Reactivity and Metal Extraction

Most metals are found in the Earth's crust as compounds within rocks called ores. To obtain the pure metal, it must be extracted from the ore. The method used for extraction is determined by the metal's reactivity. The more reactive a metal is, the more stable the compound it forms, and the more difficult it is to separate the metal from other elements.

  1. Electrolysis: Metals that are more reactive than carbon, such as potassium, sodium, calcium, magnesium, and aluminium, form very stable oxides. These cannot be reduced by carbon. Instead, they must be extracted using electrolysis of their molten compounds. This is an energy intensive and expensive process that uses electricity to force the positive metal ions to gain electrons at the negative electrode.

  2. Reduction with Carbon: Metals that are less reactive than carbon, such as zinc, iron, and lead, can be extracted by heating their oxides with carbon or carbon monoxide. The carbon acts as a reducing agent, meaning it removes oxygen from the metal oxide. For example, in a blast furnace, iron(III) oxide is reduced by carbon monoxide to produce liquid iron:

Fe2O3(s)+3CO(g)ightarrow2Fe(l)+3CO2(g)Fe_{2}O_{3}(s) + 3CO(g) ightarrow 2Fe(l) + 3CO_{2}(g)

  1. Native Metals: Metals with very low reactivity, such as gold and platinum, do not easily form compounds with other elements. They are often found in the Earth's crust in their native state as pure metals. These require only physical separation from the surrounding rock and no chemical reduction is needed.

Key takeaways

  • Reactivity measures a metal's tendency to lose electrons and form a positive ion.
  • A more reactive metal will always displace a less reactive metal from its aqueous ionic compound.
  • Metals above carbon in the reactivity series require electrolysis for extraction.
  • Metals below carbon can be extracted by chemical reduction using carbon or carbon monoxide.
  • The most unreactive metals, like gold, are found uncombined in nature as native metals.
Tips

When answering ESAT questions on extraction, always check if the metal is above or below carbon in the reactivity series. If it is above carbon, like aluminium, reduction with carbon is impossible and you must select electrolysis as the extraction method.

Cautions

Do not confuse the reactivity of a metal with its physical properties like density or melting point. For example, tungsten has a very high melting point but is less reactive than many metals with much lower melting points.

Insight

The reactivity of a metal is fundamentally linked to its first ionisation energy. Metals with low ionisation energies are highly reactive because they require very little energy to remove the outermost electron to initiate a chemical reaction.

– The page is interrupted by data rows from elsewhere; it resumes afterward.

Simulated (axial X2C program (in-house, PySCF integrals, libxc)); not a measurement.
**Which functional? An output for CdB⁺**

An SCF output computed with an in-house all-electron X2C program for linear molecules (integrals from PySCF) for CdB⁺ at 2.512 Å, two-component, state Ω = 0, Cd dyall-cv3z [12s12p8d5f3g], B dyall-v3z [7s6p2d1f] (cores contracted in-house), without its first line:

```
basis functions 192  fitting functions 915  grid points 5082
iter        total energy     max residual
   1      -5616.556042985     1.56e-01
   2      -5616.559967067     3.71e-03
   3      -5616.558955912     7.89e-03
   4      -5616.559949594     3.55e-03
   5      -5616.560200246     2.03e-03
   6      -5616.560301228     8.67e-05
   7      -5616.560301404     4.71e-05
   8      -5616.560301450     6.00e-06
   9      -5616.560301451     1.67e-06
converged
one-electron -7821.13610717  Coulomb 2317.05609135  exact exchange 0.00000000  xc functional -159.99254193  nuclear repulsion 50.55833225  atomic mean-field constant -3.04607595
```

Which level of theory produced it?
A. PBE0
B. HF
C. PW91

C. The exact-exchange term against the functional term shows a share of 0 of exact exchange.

Frequently asked questions

Why is carbon included in the reactivity series of metals?

Carbon is a non-metal, but it is included in the series as a reference point. It allows chemists to predict whether a metal can be extracted from its oxide using carbon reduction or if it requires the more expensive process of electrolysis.

What is the link between a metal's ion charge and its reactivity?

Generally, metals that only need to lose one electron (Group 1) are more reactive than those needing to lose two (Group 2) or three (Group 13), provided they are in the same period. This is because less energy is required to remove one electron than multiple electrons.

Why does the reactivity of metals increase as you move down a group?

As you move down a group, the number of electron shells increases. The outer electrons are further from the nucleus and experience more shielding from inner shells, which weakens the nuclear attraction and makes it easier for the atom to lose electrons and form an ion.

Is hydrogen also part of the reactivity series?

Yes, hydrogen is often included as a reference. Metals below hydrogen in the series, such as copper, silver, and gold, will not react with dilute acids to produce hydrogen gas.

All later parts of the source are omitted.